Although it is difficult to isolate the precise independent effect of propaganda, several signs point to promises of good conduct playing a contributing role in encouraging the capitulation of enemy troops. A series of surveys of German POWs from December 1944 to February 1945, a key period involving continued Allied offensives and Wehrmacht counterattacks, found respondents remembered leaflets focusing on promises of good treatment more than any other theme.60 By comparison, messages emphasizing the inevitability of the Allied victory or appeals attacking Nazi ideology appeared to have little impact. German prisoners were also likely to placed faith in Allied promises of proper prisoner treatment; other surveys showed between 82 and 90 percent of captives believed they would be treated according to the regulations of the 1929 Geneva Conventions.61

Care must be taken in drawing any firm conclusions from these surveys given the potential desire of respondents to please their captors out of fear or other motives, as well as the fact that those deciding to surrender were probably more likely to remember and believe Allied commitments than soldiers choosing to fight to the bitter end. However, if respondents were purely motivated by giving answers pleasing to their captors, other choices such as the attacks on Nazi doctrines would in many respects appear even more attractive given the ideologically charged nature of the conflict. The high level of trust exhibited by prisoners to promises of the Western powers is also impressive given the German government went to considerable lengths to counter Allied propaganda as well as punish those looking to surrender.62 Furthermore, if soldiers had the opportunity to vote with their feet they appeared to have overwhelmingly preferred giving themselves up to U.S. and British forces rather than to the Western Allies' more brutal Soviet partner. In the closing months of the war around one million German soldiers fled westward into the hands of the democratic powers instead of leaving themselves at the mercy of the advancing Red Army.63 Despite the initial deployment of significant numbers of German troops to both fronts, the final tally of prisoners held at the end of the war was a ratio of 4:1 in favor of the Western powers.64 This might be indicative more of fears toward the Soviet Union than beliefs in the benevolence of the Western powers, but the point remains that prisoners' words were ultimately more consistent with their deeds regarding the relative prospects of decent prisoner treatment.
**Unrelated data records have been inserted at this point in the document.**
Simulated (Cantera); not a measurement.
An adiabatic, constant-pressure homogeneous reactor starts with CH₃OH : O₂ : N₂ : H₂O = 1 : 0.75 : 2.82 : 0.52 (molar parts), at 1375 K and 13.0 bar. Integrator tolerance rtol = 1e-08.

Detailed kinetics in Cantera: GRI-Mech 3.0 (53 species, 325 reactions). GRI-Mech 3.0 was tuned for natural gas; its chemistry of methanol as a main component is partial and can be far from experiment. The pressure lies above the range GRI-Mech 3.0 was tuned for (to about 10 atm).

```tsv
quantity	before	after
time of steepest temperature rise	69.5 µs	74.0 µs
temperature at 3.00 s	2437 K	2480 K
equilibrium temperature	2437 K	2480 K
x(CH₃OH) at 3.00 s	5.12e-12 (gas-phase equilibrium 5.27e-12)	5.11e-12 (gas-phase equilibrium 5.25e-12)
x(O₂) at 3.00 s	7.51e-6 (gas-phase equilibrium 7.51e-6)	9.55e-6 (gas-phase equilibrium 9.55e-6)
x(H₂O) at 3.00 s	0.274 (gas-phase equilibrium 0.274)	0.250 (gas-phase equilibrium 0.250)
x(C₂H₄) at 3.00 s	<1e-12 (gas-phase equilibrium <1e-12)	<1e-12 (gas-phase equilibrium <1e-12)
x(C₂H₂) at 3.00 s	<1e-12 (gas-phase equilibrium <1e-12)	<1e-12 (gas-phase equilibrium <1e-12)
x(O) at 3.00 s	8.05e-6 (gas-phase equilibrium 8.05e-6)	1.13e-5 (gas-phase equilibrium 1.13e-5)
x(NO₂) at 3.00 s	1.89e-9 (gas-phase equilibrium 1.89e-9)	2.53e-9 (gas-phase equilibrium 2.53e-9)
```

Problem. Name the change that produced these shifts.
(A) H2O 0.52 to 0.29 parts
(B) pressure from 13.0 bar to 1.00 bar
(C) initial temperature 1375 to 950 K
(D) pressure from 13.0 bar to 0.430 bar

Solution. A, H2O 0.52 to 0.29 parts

It bears emphasizing that, irrespective of the actual effectiveness of promises of humane treatment, what ultimately matters from the point of view of an institutional explanation for wartime conduct is that democratic leaders believed there were strategic benefits to be gained. As one U.S. general asserted, “German prisoners in America write thousands of letters to their families in Germany telling of the treatment that they are accorded. This is America's greatest propaganda and is having a decided influence on the course of the war."65 The fact that the German government also believed in the power of these messages, evidenced by vigorously seeking to counter such propaganda, points to the substantial role played by concerns over strategic benefits from good conduct.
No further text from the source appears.